Philly CIO: Troubled water billing system can work

10.08.2006
After three years of work and US$18 million spent, Philadelphia still has not deployed a water billing system for its half-million customers and is now working with Oracle Corp. -- the major vendor behind the project -- to get it back on track.

The billing system, Project Ocean, was designed in 2003 to replace a 30-year-old custom-built operation that relies on outdated technologies and fails to collect all the revenues it should, according to city officials and records. It has taken two years longer than planned and more than twice as much money as initially projected.

The effort stumbled because of technical complexity, changes in administrators overseeing the rollout and Oracle's inexperience building such a system, according to critics and Philadelphia CIO Dianah Neff. The current talks with Oracle are taking place even as Neff prepares to leave her job Sept. 8 -- before the negotiations are expected to be done.

Neff, who has pushed Philadelphia's municipal WiFi effort and is about to start a WiFi-focused consulting job in another city, said Project Ocean is on hold until the Mayor's Office of Information Services (MOIS) and other city officials can reach "settlement that will put the project back on track." She said the project could be modified or replaced by a "workable solution" can be put in place to protect the city's investment "and deliver a modern utility and collection system within 18 months."
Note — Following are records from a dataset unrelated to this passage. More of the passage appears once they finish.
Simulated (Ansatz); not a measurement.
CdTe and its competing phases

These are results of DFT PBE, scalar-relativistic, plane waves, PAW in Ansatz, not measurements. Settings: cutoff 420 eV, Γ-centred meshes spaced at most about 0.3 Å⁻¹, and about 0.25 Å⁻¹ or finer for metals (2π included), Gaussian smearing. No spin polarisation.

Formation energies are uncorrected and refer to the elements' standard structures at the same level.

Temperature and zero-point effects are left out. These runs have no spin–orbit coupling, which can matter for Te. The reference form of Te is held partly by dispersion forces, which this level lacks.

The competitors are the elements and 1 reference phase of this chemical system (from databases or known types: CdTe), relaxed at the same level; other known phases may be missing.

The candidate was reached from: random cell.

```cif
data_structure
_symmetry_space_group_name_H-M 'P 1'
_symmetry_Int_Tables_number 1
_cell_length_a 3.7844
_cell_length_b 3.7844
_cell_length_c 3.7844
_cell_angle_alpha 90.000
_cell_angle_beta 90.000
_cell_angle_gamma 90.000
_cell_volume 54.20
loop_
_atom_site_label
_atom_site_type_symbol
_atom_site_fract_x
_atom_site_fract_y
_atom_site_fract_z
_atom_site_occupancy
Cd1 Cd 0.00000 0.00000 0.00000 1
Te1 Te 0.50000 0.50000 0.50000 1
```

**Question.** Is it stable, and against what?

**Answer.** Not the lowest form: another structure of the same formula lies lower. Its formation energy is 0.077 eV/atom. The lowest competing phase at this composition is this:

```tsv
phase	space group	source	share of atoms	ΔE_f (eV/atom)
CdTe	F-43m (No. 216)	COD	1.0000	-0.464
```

An Oracle spokeswoman said only that the implementation is "still in progress and Oracle believes that the work performed to date conforms with the current agreement." She said the vendor will deliver on its obligations to complete the project.

City Controller Alan Butkovitz said his office is midway into a review of what happened with Oracle and Project Ocean, but it is too soon to specualte on what went wrong. Meanwhile, "anything the city administration does to make sure there's a workable product for its money is commendable and we wouldn't get in the way of that," he said.